I believe there may be something wrong with the problem, like a typo or something. For, 3/2 is never less than 1/2.
You may consider `3/2` as the minimum values of the function and `1/2` the maximum value of the function.

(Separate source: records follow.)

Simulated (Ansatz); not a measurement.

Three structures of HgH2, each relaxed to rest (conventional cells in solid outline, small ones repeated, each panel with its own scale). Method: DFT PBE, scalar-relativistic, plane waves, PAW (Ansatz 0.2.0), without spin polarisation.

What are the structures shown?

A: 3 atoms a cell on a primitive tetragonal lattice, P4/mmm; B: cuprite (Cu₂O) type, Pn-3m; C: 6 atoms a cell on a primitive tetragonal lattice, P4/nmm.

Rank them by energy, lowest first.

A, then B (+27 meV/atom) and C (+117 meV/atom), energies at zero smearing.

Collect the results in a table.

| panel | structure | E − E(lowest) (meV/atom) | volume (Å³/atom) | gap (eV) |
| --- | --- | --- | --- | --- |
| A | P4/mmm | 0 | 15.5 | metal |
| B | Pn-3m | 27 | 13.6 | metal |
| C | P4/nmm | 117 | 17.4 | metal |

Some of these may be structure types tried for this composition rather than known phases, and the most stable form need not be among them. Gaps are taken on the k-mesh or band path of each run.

You need to remember that you may evaluate the minimum and the maximum of a function using the derivative of the function, hence, you need to differentiate the function using the quotient rule, such that:
`f'(x) = ((x^2+x+1)'(x^2+1) - (x^2+x+1)(x^2+1)')/((x^2+1)^2)`
`f'(x) = ((2x+1)(x^2+1) - 2x(x^2+x+1))/((x^2+1)^2)`
`f'(x) = (2x^3 + 2x + x^2 + 1 - 2x^3 - 2x^2 - 2x)/((x^2+1)^2)`
Reducing duplicate terms yields:
`f'(x) = (x^2 + 1 - 2x^2)/((x^2+1)^2)`
`f'(x) = (-x^2 + 1)/((x^2+1)^2)`
You need to remember that the function reaches its maximum or minimum at `f'(x) = 0` , hence, you need to solve for x the equation `f'(x) = 0` , such that:
`(-x^2 + 1)/((x^2+1)^2) = 0 => 1 - x^2 = 0 => (1 + x)(1 - x) = 0`
Using the zero product rule yields:
`1 + x = 0 => x = -` 1
`1 - x = 0 => x = 1`
You need to evaluate the function at `x = -1` and `x = 1` , such that:
`f(-1) = (1-1+1)/(1+1) = 1/2`
`f(1) = (1+1+1)/(1+1) = 3/2`
Hence, the maximum value of the function is `f(-1) = 1/2` and the minimum value of the function is `f(1) = 3/2` , thus, the inequality `3/2 < y < 1/2` holds.